Person

Dolores Huerta

Huerta was born in 1930 in a small mining town in New Mexico—her father was a farmworker and miner who became a state legislator, and her mother was a waitress, cannery worker, and activist with an entrepreneurial and independent spirit that greatly influenced her daughter. In spite of prejudice against Hispanics, young Huerta excelled in school and went on to the University of the Pacific’s Delta College in Stockton, earning a provisional teaching credential. While teaching, she witnessed students attending school hungry and barefoot, and this sparked her lifelong efforts to correct economic injustice.

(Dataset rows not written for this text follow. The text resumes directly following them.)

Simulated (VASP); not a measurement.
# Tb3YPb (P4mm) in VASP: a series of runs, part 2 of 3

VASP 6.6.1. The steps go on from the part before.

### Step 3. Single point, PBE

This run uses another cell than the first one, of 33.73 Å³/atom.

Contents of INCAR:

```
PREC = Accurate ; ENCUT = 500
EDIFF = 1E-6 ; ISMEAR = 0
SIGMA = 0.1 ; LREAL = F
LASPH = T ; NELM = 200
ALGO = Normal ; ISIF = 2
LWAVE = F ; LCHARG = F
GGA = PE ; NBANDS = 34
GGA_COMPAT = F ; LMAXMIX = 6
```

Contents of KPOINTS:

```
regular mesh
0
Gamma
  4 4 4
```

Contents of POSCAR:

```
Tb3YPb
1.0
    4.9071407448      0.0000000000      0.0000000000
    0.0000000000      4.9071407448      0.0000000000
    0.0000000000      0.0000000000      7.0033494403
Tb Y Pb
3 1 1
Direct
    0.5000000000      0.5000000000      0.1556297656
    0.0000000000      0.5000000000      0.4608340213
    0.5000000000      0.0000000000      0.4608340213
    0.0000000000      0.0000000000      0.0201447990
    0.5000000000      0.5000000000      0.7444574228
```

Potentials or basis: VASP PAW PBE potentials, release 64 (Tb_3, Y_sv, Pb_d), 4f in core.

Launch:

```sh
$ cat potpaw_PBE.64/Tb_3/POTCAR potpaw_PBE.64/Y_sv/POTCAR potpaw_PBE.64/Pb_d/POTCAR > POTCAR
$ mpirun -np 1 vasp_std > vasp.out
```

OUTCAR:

Huerta’s career as a change-maker began in 1955. She co-founded the Stockton chapter of the Community Service Organization (CSO), which led voter registration drives and fought for economic improvements for Hispanics, and she founded the Agricultural Workers Association. Through CSO, Huerta met activist César Chávez. With their shared interest in organizing farmworkers, they launched the United Farm Workers Union in 1962. Her organizing skills were essential to the growth of UFW—she served as vice president and played a critical role in many of the union’s accomplishments for four decades. Despite ethnic and gender bias, Huerta organized workers, negotiated contracts, advocated for safer working conditions, and fought for unemployment and health care benefits. In but one of many accomplishments, she was the driving force behind the nationwide table-grape boycott in the late 1960s that led to a successful union contract by 1970.

Among countless deserved honors, Huerta received the Puffin/Nation $100,000 Prize for Creative Citizenship in 2002, which she used to establish the Dolores Huerta Foundation. The foundation works to connect groundbreaking community-based organizing to state and national movements to register and educate voters, advocate for education reform, bring about infrastructure improvements in low-income communities, push for greater equality for the LGBTQ+ community, and develop strong leaders. She received the Eleanor Roosevelt Human Rights Award from President Bill Clinton in 1998 and the Presidential Medal of Freedom from President Barack Obama in 2012.

Dolores Huerta shows no sign of stopping. She continues to work tirelessly on many fronts—speaking to students and organizations; advocating for the working poor, women, and children; and traveling the country engaging in campaigns and influencing legislation—all to support equality and defend civil rights.